Grandes écoles, grand designs: France told to think global

Clea Caulcutt on elite group chief's contentious plans to attract high-fee-paying foreign students

April 28, 2011



Credit: Ramon Haazen/Alamy


Pierre Tapie's proposal sounds like a call to arms. The president of the Conférence des Grandes Écoles has urged France's universities to embrace globalisation and tap into the rapidly growing and increasingly mobile student populations of India and China.

In a recent editorial in the daily newspaper Le Monde, Dr Tapie advocates trebling the number of foreign students in French higher education, boosting the proportion from 12 per cent of the total number of students to 30 per cent in the next 10 years.

His plans would see students from outside the European Union charged fees close to £12,000. A system of scholarships would be introduced for outstanding students who could not afford to pay their way.

Dr Tapie, who heads ESSEC Business School, argues that it is crucial to act quickly.

"The opportunity for growth is now. If we don't grasp it, in 10 years it will be too late and France will have failed to position itself as one of the world's key destinations."

The course of action advocated by Dr Tapie makes him something of an iconoclast in a country that is run by a tightly knit elite of leaders, businessmen and engineers who were all educated in the country's grandes écoles.

But Yves Poilane, director of Telecom ParisTech, another of the grandes ecoles, has argued that the expansion of courses taught in English rather than French is an important step in boosting higher education enrolment.

"In computer sciences and telecommunications, we struggle to recruit the best students available because competition is so very, very intense," he said, adding that the students he would like to recruit do not necessarily speak French.

Dr Tapie goes as far as calling for the Toubon law, which restricts the use of English in France, to be repealed in higher education.

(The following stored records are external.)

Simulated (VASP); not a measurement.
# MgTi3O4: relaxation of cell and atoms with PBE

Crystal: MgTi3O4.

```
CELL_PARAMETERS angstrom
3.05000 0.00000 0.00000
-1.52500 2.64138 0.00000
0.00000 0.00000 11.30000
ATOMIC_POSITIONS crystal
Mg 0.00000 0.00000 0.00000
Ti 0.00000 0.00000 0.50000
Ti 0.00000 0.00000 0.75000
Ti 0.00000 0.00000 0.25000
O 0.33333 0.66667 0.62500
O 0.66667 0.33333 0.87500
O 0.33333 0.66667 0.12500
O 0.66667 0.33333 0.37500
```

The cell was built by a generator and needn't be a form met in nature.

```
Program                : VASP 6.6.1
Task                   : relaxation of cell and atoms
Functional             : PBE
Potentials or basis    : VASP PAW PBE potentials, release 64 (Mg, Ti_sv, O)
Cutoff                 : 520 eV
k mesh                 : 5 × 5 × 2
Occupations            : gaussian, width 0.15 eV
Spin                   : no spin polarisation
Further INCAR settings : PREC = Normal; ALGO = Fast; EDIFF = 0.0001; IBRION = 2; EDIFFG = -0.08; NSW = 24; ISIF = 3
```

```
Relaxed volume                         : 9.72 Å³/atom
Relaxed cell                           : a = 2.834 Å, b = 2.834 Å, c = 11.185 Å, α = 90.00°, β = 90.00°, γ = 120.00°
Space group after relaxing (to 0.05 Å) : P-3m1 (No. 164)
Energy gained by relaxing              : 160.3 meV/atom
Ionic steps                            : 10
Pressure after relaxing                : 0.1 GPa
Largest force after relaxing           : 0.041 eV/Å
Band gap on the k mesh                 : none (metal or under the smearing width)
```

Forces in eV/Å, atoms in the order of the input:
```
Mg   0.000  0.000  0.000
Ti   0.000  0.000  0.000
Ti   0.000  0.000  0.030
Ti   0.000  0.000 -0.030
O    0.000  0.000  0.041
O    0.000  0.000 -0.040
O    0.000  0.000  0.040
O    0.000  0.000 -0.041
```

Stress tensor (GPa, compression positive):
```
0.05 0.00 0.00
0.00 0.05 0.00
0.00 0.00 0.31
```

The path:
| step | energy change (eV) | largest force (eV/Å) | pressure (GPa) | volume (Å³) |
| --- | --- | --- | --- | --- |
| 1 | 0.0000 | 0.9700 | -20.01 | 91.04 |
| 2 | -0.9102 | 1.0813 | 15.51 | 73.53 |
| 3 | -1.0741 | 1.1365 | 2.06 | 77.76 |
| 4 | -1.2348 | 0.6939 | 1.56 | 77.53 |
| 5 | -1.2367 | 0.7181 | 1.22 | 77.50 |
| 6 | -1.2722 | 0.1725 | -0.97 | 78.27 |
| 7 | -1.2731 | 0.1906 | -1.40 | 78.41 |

Under the terms of this law, all university courses must be taught in French, with the exception of language courses and those offered by institutions that welcome foreign students or provide "international courses".

The law's vagueness offers the grandes écoles room to manoeuvre. But the elite institutions know they are treading on sensitive ground, and they have felt forced to issue denials that they are turning their back on the French language.

Many insist that their English-speaking foreign students leave university with a better grasp of the French language, and even more importantly, a love of French culture.

"France has nothing to lose, because our lifestyle will not only be more protected than if it were kept in a museum, but it will be more vivid if we share it with others," said Dr Tapie.

"France is exactly like China. We have a very robust culture that is several thousand years old. At ESSEC, foreign students enrich the life of the school. Instead of diluting our culture, they make it more universal."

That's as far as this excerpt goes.